I found a fantastic article on The Federalist about a topic I’ve been wanting to write about for a long time:
“Once upon a time, you had meaning. You knew you had meaning because you had a mom and a dad who told you so, a God who loved you, and a community that needed you.”
Now people grow up often without one of their parents, no religion and no discernible community to exist and fill a role in.
“Once upon a time, if something happened to you, a significant number of people would mourn your death — not only because you were a good person and a good friend, but also because the community would suffer without your presence and skills. Now, the vast majority of people can barely count on one hand the number of people whose life would be truly altered by their passing.”

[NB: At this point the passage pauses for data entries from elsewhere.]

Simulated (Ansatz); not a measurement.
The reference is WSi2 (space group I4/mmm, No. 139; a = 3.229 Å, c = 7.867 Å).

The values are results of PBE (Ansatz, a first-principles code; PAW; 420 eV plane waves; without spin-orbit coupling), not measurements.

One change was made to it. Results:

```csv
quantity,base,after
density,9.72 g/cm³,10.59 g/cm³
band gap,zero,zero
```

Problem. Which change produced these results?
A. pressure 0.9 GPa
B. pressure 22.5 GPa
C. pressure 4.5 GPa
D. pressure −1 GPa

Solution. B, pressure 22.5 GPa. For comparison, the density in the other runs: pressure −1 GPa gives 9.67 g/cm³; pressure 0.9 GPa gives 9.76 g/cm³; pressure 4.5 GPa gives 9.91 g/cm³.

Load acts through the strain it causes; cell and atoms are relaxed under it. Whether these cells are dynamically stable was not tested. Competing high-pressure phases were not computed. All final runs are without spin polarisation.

Isn’t it odd that people have hundreds of “friends” on Facebook and social media, yet the average person feels insignificant and alone? More doesn’t always equal better. In fact British anthropologist Robin Dunbar theorized in the 1990s that human beings are only really capable of maintaining about 150 personal relationships.
And that includes all personal relationships, from immediate family and best friends (closest) to mere passing acquaintances:
More “friends” doesn’t equal a better life. Close, deep relationships with a handful of people do.
“We have created a society that now offers almost none of the things that make people truly happy. Family, community, spiritual belonging — these are the foundational and primal building blocks of human happiness, and they are rapidly disappearing.
With the destruction of the family, the church, and the community, the reasons people have traditionally had for their very existence are in danger of receding into the past. And the outcome is predictable: isolation, depression, anxiety, despondency, drug abuse, and death.
…We have discarded those regulating social institutions that have helped people understand their value and place in this world for thousands of years. Their decline is not just mirrored in the rise of mass shootings, but more broadly in a host of statistics that reveal an epidemic of despair.
For example, between 2000 and 2017, the rate of deaths due to drug overdose increased 400 percent, from 3 per 100,000 to 15 per 100,000. The suicide rate has increased from 10.4 per 100,000 in 2000 to 14 per 100,000 in 2017. These horrific increases have literally reduced the life expectancy in the United States from 78.9 in 2014 to 78.6 in 2017.”
The reason drug and substance use has increased is because people’s lives are meaningless otherwise. They literally have nothing to do but get high. It’s a vicious cycle: their lives are boring and feel pointless so they get high all the time, and then their lives become even more boring and pointless because all they do is get high.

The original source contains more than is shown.